Do you have a Product Culture?
Does your firm have a Product Manager? And if not, should it?
I don’t mean a Product Development Manager or one of countless other titles that, generally, mean a salesperson.
I mean a Product Manager of the kind that the world of tech now considers to be standard.
There’s nothing about the #TechCity way of doing things that is inherently right. A culture of beer fridges and ping pong suits some organisations; ties and hierarchy suits others.
But on this, techland has got it right; the Product Manager is a great invention.
Why a Product Manager?
The role of a Product Manager is to listen to customers, determine what they like and dislike about the product and then break down the necessary improvements into bite-sized chunks and monitor delivery.
If you’ve not worked with a Product Manager before, you’ll probably struggle to visualise one. When they’re pulling in from the customer, they tend to be a bit like a senior marketer. They listen a lot, ask questions a lot and try to find solutions. They tend to be data-driven, though, in working out which questions to ask.
When they’re driving through delivery, they’re more like a project manager. They tend to be one of the most important people in the organisation, and they get stuff done.
Crucially, however, they can only succeed if they have a mandate to do so. Their organisational environment needs to be one in which delivery of product improvement is the single most important reason why everyone comes to work.
“Customer… customer… customer? No, not getting it.”
This is where the traditional public transport industry sometimes falls down. Locked in a bubble of regulatory compliance and contract delivery, doing the right thing for the customer can almost feel like a dirty word. Customers can be treated by corporates rather like a greedy nephew by an up-tight uncle: grudgingly given a sweet in the expectation that it won’t do any good and will probably just encourage him to ask for another.
(Nina Lockwood talks about this culture more on The Freewheeling Podcast)
But the reality is that the Product Manager’s insight tends to be rigorously based in customer data, and entirely driven by reducing friction in the purchase funnel.
The vast majority of Product Managers employed today are employed in tech businesses, in which the purchase funnel is the journey through a website. But does it have to?
Experiments
Let’s imagine a Product Manager looking at your bus stop purchase funnel. They’d probably start by trying to calculate how many people want to make the journey that your service offers. Not people who are already your customers: total people. Then they’d talk to those that aren’t using your service to find out the barriers that put them off. They’d talk to those that are and try to understand their pain points in doing so. They’d figure that if they fix the pain points for existing customers, they’ll probably generate more demand from those that don’t use the product. Then they’d do some experiments to work out if making changes based on these insights deliver empirically better business results.

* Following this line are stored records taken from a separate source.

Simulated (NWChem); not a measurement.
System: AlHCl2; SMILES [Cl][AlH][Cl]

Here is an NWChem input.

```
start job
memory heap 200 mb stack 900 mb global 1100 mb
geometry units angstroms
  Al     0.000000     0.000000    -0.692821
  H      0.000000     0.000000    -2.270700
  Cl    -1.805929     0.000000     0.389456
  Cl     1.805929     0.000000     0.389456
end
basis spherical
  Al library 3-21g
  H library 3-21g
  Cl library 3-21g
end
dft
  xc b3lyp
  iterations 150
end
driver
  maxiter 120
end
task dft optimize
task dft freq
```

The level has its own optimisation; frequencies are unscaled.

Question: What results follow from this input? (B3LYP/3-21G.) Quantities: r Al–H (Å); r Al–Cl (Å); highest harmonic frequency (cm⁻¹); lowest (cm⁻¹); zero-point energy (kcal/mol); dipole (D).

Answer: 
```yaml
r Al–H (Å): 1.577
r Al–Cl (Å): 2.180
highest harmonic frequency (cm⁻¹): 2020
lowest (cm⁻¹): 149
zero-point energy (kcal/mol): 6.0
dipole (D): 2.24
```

So, perhaps, if they found out that not knowing the times was a barrier and not knowing where the buses go to was another barrier, they’d put a leaflet through ¼ of doors in a street with a timetable, ¼ of doors in a street with a map showing the destination name from your local stop, ¼ of doors in a street with both and ¼ of doors in a street would get nothing. They’d give each a call to action to make sure each was personally attributable and find out who’s behaviour changed.
All this stuff is, of course, much easier online. But while, at present, most experiments are digital as Product Managers tend to be found in online businesses, I cannot think of a good reason why the skills couldn’t be applied to a more analogue environment as well. (Though they’d probably spend quite a bit of time trying to find ways to increase digital conversion as digital = data).
Involvement
Once they’ve done their small-scale experiment, they’d know the value of solving that particular customer problem. Let’s say it turned out that knowing the precise location of the bus stop had the biggest empirical benefit. Of course, it’s not sustainable to put a leaflet through every door on the patch, so they’d then summon together a working group of the relevant people and give them the task of solving the problem at scale. A good Product Manager will be entirely clear on the goal but leave it to the team to find out how to get there. Product Managers hate people ‘jumping to conclusions’ on how to solve a problem; and despises the corporate convention of the answer being decided by the most senior person present.
The working group would be given the space and freedom to come up with the ideas and the Product Manager would help test them to ensure that they actually achieved the empirical goal.
Once the answer was known, the Product Manager would break the solution down into bite-sized chunks.
One step at a time
Let’s say that the answer to this particular problem was to integrate bus stop destinations into Google Maps. So instead of the pictogram being simply a bus picture, it was a bus picture and destination; a bit like the way restaurants are shown with both a knife and fork symbol and a name (I am, by the way, entirely making this up: I have no evidence this would make anything better for anyone).
The Product Manager knows that this is a big, scary task, so they break it down into bite-sized chunks and give each bite-size chunk to the relevant person to do. With a deadline. Even better, of course, the team that the Product Manager is part of has become sufficiently fluid, that it does the breaking, allocating and deadline-setting itself.
Often a Product Manager will organise life through organised sprints. The company works to a two-week cadence and within the two week sprint, each person has a defined task that contributes to the overall goal. Crucially to this working, everyone knows that the Product Manager started this with experiments, and those experiments delivered empirical results. If we all do our bit, the company’s performance will improve.
Product Culture
A product culture can work wonders for an organisation but it has to be embraced. That’s a lot easier for a small startup that builds around it from the start than for a corporate monolith. But product thinking is all about small-scale experiments, creating empirical evidence and then scaling up what works.
Perhaps, therefore, now is the time for a few small-scale product culture experiments. If you’re a bigger company, where’s the business or territory in your business that has a forward-thinking leadership team, the desire to grow but no framework in which to do it? Perhaps that’s the place to drop in the traditional transport industry’s first proper Product Manager?